Courtesy of the folks from the Daily Reckoning 5/16:

We had dinner with a fellow who made a real change – Jose Pinera. As Chile’s Labor Minister in the ‘80s, he completely changed the system of public pension financing and provided a model for the rest of the world.
We’ll let Jose tell his story as he told it to us last night:

“I was one of the ‘Chicago Boys.’ That is, I studied under the great economists at the University of Chicago...and then I got my Ph.D. in economics at Harvard, which added a little bit of humanism to the hard-edged teaching in Chicago. So, they called me a ‘Chicago Boy’ and a ‘Harvard Man,’ which is the way I like to think of myself.

“Things fell apart in Chile during the Allende years. We had to rebuild the country afterwards. So, I went on TV and I said what I thought...about how to reform the pension system...or what you call Social Security.

“A little background. You see, almost all the world’s pension systems came from the same source – Otto von Bismarck. He set up the first one in Prussia and it was later taken up in almost all the developed countries. We set it up in Chile in 1925. It wasn’t set up in America until ten years later.

“Bismarck was very clever. He offered people a pension on what is called here in France a ‘repartition basis.’ That is, all the money goes into a pot...and you get from the pot whatever the politicians decide you can have. Bismarck offered people who retired at 65 a nice pension, for the time. Bismarck knew that the average life expectancy in Prussia at the time – this was the middle of the 19th century – was only 45 years old. So he knew he couldn’t have to pay out many pension claims. But the average person didn’t know how long he would live, so he could imagine himself living to a ripe old age and taking advantage of the public pension system.

“Bismarck also knew why he was doing it. He said he aimed to make the population ‘docile’ so they would ‘serve the state,’ more easily.

“Well, now, everyone is living much longer...and the politicians aren’t as smart as Bismarck. They’ve promised greater and greater benefits, and even lowered the age when you can get them...so the pension systems are going broke. They’re all going broke – you can count on it.
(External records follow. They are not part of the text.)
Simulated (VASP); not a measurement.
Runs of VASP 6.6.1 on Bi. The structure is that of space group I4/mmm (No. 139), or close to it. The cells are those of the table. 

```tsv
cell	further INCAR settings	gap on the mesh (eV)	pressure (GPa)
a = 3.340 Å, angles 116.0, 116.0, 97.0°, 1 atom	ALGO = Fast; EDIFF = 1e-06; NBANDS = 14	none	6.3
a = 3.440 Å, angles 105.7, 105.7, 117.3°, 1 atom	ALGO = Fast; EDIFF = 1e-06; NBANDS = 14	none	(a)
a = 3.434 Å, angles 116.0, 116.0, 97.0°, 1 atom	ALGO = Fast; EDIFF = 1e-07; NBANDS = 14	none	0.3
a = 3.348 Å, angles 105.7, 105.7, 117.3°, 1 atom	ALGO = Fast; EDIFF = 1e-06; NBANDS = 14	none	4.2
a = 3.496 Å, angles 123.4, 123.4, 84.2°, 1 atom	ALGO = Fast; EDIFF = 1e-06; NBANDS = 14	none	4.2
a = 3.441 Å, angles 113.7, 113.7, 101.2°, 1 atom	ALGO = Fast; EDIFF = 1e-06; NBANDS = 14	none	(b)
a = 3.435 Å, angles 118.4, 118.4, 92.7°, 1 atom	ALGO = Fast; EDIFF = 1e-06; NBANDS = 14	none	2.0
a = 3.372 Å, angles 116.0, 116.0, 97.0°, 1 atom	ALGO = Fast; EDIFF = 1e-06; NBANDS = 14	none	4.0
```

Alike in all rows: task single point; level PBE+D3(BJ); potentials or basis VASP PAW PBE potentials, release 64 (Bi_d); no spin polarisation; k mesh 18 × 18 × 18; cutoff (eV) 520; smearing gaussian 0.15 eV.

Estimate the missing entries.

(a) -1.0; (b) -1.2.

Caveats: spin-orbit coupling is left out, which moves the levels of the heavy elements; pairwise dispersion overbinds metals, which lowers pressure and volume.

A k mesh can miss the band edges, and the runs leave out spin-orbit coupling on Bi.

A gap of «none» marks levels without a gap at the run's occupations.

“Now, I’m going all over the world explaining this to governments and urging them to put my system in place...to make a radical change in the way public pensions are financed. Recently, I was in China, for example. You want to see a pension problem...look there. That policy of one family, one child is a catastrophe from a pension financing point of view. They’re going to have hundreds of millions of old people, and very few young people to support them.

“Anyway, back in the ’80s, I went on TV in Chile, with ideas about how to reform the pension system. I was just a young economist...only 29 years old. But the president of the country saw me on television and he said he wanted to talk to me. He called me in. I said I would be happy to explain to his people how to reform the pension system. But he said that if you were really going to reform it, you had to start at the top. So, he appointed me Minister of Labor.

“Then, I had to explain to the people what was wrong...and had to explain to them how to fix it. So, the first thing I needed to do was to win their confidence.

“I went on TV again. This time I took my mother’s egg timer and I held it up and I said, ‘I’m only going to talk for three minutes. Give me three minutes and I’ll explain what’s wrong with the pension system and what we’re going to do with it.’ And I told the cameraman to just cut me off after three minutes.

“This worked beautifully, because it made me look humble...I wasn’t going to waste the people’s time with a long, windy speech like Castro...I was just going to tell them something simple, fast.

“Of course, I couldn’t explain everything in 3 minutes. But I told them that I had good news and bad news. The bad news was that the public pension system was broke. We had no money. But the good news was that I had an even better system.

“They called me the Minister of the Egg Timer...but they began to trust me. And then, I went back on TV...over and over...each time for only 3 minutes...and each time with my egg timer to keep me honest...and I laid out everything...why the system went broke...and what I was proposing to put in its place – a different system in which, instead of dumping all the money into a big pot that the government could do with as it pleased, each worker had his own personal pension account. It took some explaining. But I kept going...each time explaining more and more. I had to explain, for example, that the idea of the ‘employer contribution’ is a myth. The employer just looks at it as part of his labor cost. But once you call it an ‘employer contribution,’ the employee gets the idea that it’s not really his money that finances the system and he feels he has no control over what he gets out of it anyway.

“My system is very simple. The worker makes exactly the same contribution as he did before. But it’s his own money and he knows it. And he has some control over how it’s invested. And if he dies, it goes to his family. He’s an owner of it, not just a recipient of government handouts.

“So, when I had finished laying all of this out, over a 9-month period, I then admitted that I could be wrong. ‘Maybe this won’t work as well as I think it will,’ I said. And I said I didn’t want to force anyone to go with my system. So, we decided that anyone who wanted to stick with the old system – which is the system you still have in France...and America – could do so. Or, they had the option of getting into the new system with individual retirement accounts than they could manage themselves. Now, guess how many people went with the new system? We thought 51% would be a victory. Instead, 95% signed up for private retirement accounts.

“And here’s something interesting. About a third of the population of Chile are leftists...socialists, communists, or Hillary Clinton liberals. Even these people – when it came to their own money – preferred to have it in their own retirement accounts, invested in stocks and bonds, rather than in some black hole in the government accounts.

“And the best thing about this is that it turns the whole country into capitalists. Even the leftists think twice before they vote for higher business taxes or more regulations. They worry how their retirement account will be affected. And that’s why Chile is now the richest country in Latin America.”

A companion noticed the problem right away:

“That must be why the left fights so hard to resist this kind of reform,” he said.

“Yes...but it will come. You just have to wait until your current system goes bankrupt. And it will, sooner or later.”

Chile is now the richest country in Latin America. What a shock it will be to the gringos when it is the richest country in all the Americas!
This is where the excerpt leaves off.